Color-blind casting
Racial diversity onstage brings new dimensions to old plays, both regionally and on Broadway.

Not a word is changed, not a character rewritten, but the
Our Town
that the Arden Theatre will open in Old City this month is not exactly the white-bread slice of New England that Thornton Wilder wrote about in 1938. It's more like . . . well . . . our town: Its cast of 29 is just about split down the middle - half white, half black.
Nothing in the script has changed, either, in the backstage tale of a fallen actor and his wife called
The Country Girl
. But the Broadway revival that opened Sunday is not exactly what Clifford Odets envisioned when he wrote it for the stage in 1950, then saw it become a film with Bing Crosby and Grace Kelly. This production stars the estimable Morgan Freeman, in a mixed marriage with the equally estimable Frances McDormand.
In many professional regional theaters like the Arden, color-blind casting - putting actors in roles irrespective of race - is by now more or less a given after 20 years of building on the practice. Coincidentally, that's also the age of Arden, whose December production of
Sleeping Beauty
starred Nako Adodoadji, a black actress, in the title role. She had white parents and her costar was a white prince, David Raphaely.
Nontraditional casting - which to a lesser extent includes men playing women and vice versa, or using performers with disabilities - is not new on Broadway either, although it has been less common than in regional theater. Yet in the last year, three Broadway revivals have featured African American actors in major roles normally played by whites.
Freeman's performance in the strangely muted production of
The Country Girl
marks his return to Broadway after two decades of film acting. Although the show, directed by Mike Nichols, plays as if someone left the hand brake on, the portrayals by Freeman, McDormand and Broadway veteran Peter Gallagher are often compelling.
Earlier this season, S. Epatha Merkerson (TV's
Law & Order
) carefully constructed a portrayal of the sad, complex wife in another drama of family turmoil from the '50s, William Inge's
Come Back, Little Sheba
. And at last season's end, Broadway musical actress Audra McDonald played the rural-American daughter in
110 in the Shade
.
In all three cases, the actors' race has brought an unexpected dimension to the work; ultimately, though, a genuinely color-blind element - talent - is the reason the three portrayals are notable.

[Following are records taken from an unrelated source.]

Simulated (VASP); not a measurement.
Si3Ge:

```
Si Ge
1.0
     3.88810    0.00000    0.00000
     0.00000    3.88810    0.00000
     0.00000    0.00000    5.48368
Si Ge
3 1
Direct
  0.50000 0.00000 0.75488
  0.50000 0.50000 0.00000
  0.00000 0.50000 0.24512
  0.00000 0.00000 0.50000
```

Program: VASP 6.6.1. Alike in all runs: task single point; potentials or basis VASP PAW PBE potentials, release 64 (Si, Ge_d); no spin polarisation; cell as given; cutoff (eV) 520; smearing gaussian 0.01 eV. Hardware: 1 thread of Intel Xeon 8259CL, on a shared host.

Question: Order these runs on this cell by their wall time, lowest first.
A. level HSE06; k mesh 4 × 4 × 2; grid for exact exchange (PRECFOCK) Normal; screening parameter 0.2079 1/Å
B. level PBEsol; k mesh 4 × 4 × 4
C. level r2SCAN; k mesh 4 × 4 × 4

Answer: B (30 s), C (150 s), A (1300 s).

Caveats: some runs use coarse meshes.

Broadway is also home to a production that's not color-blind but is markedly color-conscious. The entire star-studded cast of the current revival of Tennessee Williams'
Cat on a Hot Tin Roof
is African American, and the play, which is drawing large, enthusiastic and predominantly black audiences, points to a related dynamic on Broadway this season: an abundance of shows exploring race or the experience of American minorities.
Last night yet another arrived. Taking the stage of the Booth Theatre as if he himself had sat on the nation's highest bench, Laurence Fishburne opened the one-man
Thurgood
, about the late Thurgood Marshall, the first black U.S. Supreme Court justice.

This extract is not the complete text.